Featured Journalists

Selected Works

Journalist Bios

Stan Alost, Ohio University

Stan Alost is an associate professor in the School of Visual Communication at Ohio University. Alost has more than 20 years of experience in the visual communication field as a photo editor, photojournalist and designer. He worked at the St. Petersburg Times, Morning Advocate and State-Times, Shreveport Journal and the Natchitoches Times. He served as a freelance photojournalist and picture editor for the Associated Press and United Press International. His work has also been published in Life, Ohio 24/7, NewsPhotographer and on the Web.

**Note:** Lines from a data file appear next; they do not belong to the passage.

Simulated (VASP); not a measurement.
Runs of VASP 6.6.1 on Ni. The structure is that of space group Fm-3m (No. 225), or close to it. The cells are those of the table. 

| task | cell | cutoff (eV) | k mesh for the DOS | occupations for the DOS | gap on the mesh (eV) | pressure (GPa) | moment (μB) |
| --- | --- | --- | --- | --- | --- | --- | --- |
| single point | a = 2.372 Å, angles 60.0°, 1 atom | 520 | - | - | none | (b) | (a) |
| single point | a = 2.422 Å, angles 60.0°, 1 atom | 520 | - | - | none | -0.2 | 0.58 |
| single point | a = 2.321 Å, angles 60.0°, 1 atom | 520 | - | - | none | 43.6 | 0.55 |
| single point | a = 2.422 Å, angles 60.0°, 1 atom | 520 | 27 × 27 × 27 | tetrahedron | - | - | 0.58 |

He served as co-chair of the National Press Photographers Association Flying Short Course for three years and served on the Visual Edge Workshop staff.

Alost holds a Bachelor of Science in Mass Communication from Louisiana State University, a Masters of Science from Ohio University where he was a Knight Fellow. He is currently working on a doctoral degree in the Scripps School of Journalism. He is a member of Kappa Tau Alpha and Gama Beta Phi honors societies and the Associated Press Photo Managers group.


Nicole Frugé, San Francisco Chronicle

Nicole Frugé is the Deputy Director of Photography for the San Francisco Chronicle, where she takes a documentary photography approach to better understand the people directly affected by current events and public policy. Before photo editing, she spent 10 years working as a staff photographer for newspapers in Texas and Florida. She has photographed the war in Iraq, returning frequently to the region to document the lives of ordinary Iraqis and American soldiers coping with the evolving conflict and its consequences.

Frugé received an Award of Excellence for her Photographer of the Year portfolio from Pictures of the Year International and was named the National Press Photographers Association’s Region 8 Photographer of the Year for 2008. Her work has also been honored by the NPPA’s Best of Photojournalism, The Society for Newspaper Design, Atlanta Photojournalism Seminar and the Southern Short Course in News Photography. A wayward Cajun, born in New Orleans, she fell in love with all things Texan while at the San Antonio Express-News (2003-2009). In her free time, she’s happiest wearing an old pair of Wranglers and eating crawfish.


Preston Gannaway

Preston Gannaway is a Pulitzer Prize-winning independent documentary photographer. For more than 12 years, she has focused on intimate stories about American families and subcultures. She has worked as a staff photojournalist for a number of newspapers including The Virginian-Pilot, the Rocky Mountain News and the Concord Monitor in New Hampshire. Her story on the St. Pierre family, Remember Me, was awarded the 2008 Pulitzer Prize for feature photography.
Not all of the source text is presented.